Unfortunately, It took 24 years and three consecutive two term governorships for Abia to struggle free from this feudal origin and authoritarian orientation. In essence, the real history of a democratic Abia State began in May 2023. Only since then was the Abia Leviathan born and the social contract of an enlightened state inaugurated. It is perhaps since then that we can accept valid criticisms of government action in an atmosphere of free expression.
The basic outlines of feudal rule in Abia can be briefly outlined to understand what happened over the past 24 years.
The long-standing bad reputation of Abia was not just because the roads were bad, Aba was rotten and neglected and the government was populated by too many small and big thieves. It was rather in the more imperceptible fact that the government in Umuahia and the majority of Abia people travelled separate ways for a whole 24 years.

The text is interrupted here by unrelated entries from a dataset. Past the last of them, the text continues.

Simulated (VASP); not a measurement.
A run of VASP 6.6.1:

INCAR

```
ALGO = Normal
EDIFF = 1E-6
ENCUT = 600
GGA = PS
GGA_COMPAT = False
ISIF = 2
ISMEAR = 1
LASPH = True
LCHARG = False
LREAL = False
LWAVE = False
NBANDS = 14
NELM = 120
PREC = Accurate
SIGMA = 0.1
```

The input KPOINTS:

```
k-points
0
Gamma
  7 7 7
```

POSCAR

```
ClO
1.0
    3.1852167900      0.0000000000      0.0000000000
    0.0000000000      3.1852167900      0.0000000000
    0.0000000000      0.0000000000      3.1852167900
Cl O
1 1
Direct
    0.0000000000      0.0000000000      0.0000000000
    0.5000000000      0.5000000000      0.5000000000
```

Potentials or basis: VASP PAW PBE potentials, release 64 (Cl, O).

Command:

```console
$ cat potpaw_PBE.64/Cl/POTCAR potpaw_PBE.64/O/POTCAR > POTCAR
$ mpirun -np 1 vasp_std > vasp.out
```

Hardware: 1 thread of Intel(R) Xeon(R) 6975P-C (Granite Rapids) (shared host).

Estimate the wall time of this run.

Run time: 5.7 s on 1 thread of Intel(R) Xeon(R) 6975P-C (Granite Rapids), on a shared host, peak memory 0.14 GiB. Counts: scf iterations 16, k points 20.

What obtained in Abia for the first 24 years was a feudal Babylonian captivity of the state and its people and resources.
The government was indifferent to the plight of the people. Those in authority collected votes at election time and turned the other way for years on end. The light of the people meant nothing to the successive governments. Politicians were in government for and because of themselves. Workers were unpaid for months on end. Teachers, doctors, university lecturers, and pensioners shared a common plight of collective condemnation to a lifetime of penury. What has changed in Abia since the onset of the 2023 Otti administration is a decisive reversal of the focus of government from a conclave for itself to a service assembly for the people.
Perhaps the successive administrations may be termed Babylonian overlords. This is unlike other democratic federations that came into being as a result of popular will and mandate from below to the top, the Nigerian federal structure was created by an all conquering federal might from above. This is unlike the United States in which it was the states that voluntarily joined the federation for collective security and grandeur. In Nigeria, it was the central military of Nigeria that created the states and imposed an administrative structure on the entire nation.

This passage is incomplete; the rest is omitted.